This is less about how to deal with addiction than about the moments after Ben's decision to end his life, and the resolve that follows. Ben is too far gone for a miraculous all-encompassing cure that suits the society's concept of redemption and happiness. Ben is at the end, at a point when he can't go back, but also - most of all - doesn't want to go back. He moves into a different direction at the crossroads than you'd expect, just waiting for that final snap to come while walking through a limbo of motel rooms and empty bottles.
Some consider Leaving Las Vegas a romance, but I'd say it's about a connection deeper and less flimsy than that, almost primeval. A connection that allows Ben and Sera to act like themselves without the need to pretend or to hide something in themselves they don't want or need others to see. They show their true selves, true intentions, innards, and find their souls in each other.
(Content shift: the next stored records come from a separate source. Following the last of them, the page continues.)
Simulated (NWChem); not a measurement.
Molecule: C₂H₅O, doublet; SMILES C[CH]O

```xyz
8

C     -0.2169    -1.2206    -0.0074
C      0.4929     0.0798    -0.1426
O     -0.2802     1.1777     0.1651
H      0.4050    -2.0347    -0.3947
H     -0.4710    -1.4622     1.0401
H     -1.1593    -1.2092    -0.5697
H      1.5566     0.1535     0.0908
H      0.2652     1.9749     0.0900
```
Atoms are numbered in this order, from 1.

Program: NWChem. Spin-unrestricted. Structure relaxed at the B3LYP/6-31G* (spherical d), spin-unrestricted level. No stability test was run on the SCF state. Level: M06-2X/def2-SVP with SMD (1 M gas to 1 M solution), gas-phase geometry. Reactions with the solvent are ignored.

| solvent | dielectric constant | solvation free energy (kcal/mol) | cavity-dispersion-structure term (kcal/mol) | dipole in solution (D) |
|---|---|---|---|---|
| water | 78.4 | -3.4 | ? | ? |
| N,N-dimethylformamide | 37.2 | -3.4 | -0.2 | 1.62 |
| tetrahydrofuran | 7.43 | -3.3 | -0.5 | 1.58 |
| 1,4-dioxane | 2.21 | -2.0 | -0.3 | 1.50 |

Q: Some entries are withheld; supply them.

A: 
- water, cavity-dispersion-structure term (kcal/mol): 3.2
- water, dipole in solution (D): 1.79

According to Erin, John's sister, he was a devout atheist, but Erin notes the presence of religious icons in his works and suggests he might have been thinking about spirituality during his last years. Erin considers Sera a shortened form of a seraph. Seraphim are the highest form of heavenly beings in Christianity and caretakers of God's throne, and Pseudo-Dionysius the Areopagite's description of seraphim in The Celestial Hierarchy is actually very relevant to Sera and how she's portrayed in relation to Ben:
Although Ben's journey feels like an endless period of wandering, Sera is there to unconditionally make it a little brighter and meaningful. O'Brien doesn't lower himself to preaching a moralistic lesson about salvation, but instead challenges to think about an alternative path. In the end, Sera and Ben accept each other's actions and understand, sometimes even without words, what the other needs. It's the kind of companionship not everyone are able to experience in this life.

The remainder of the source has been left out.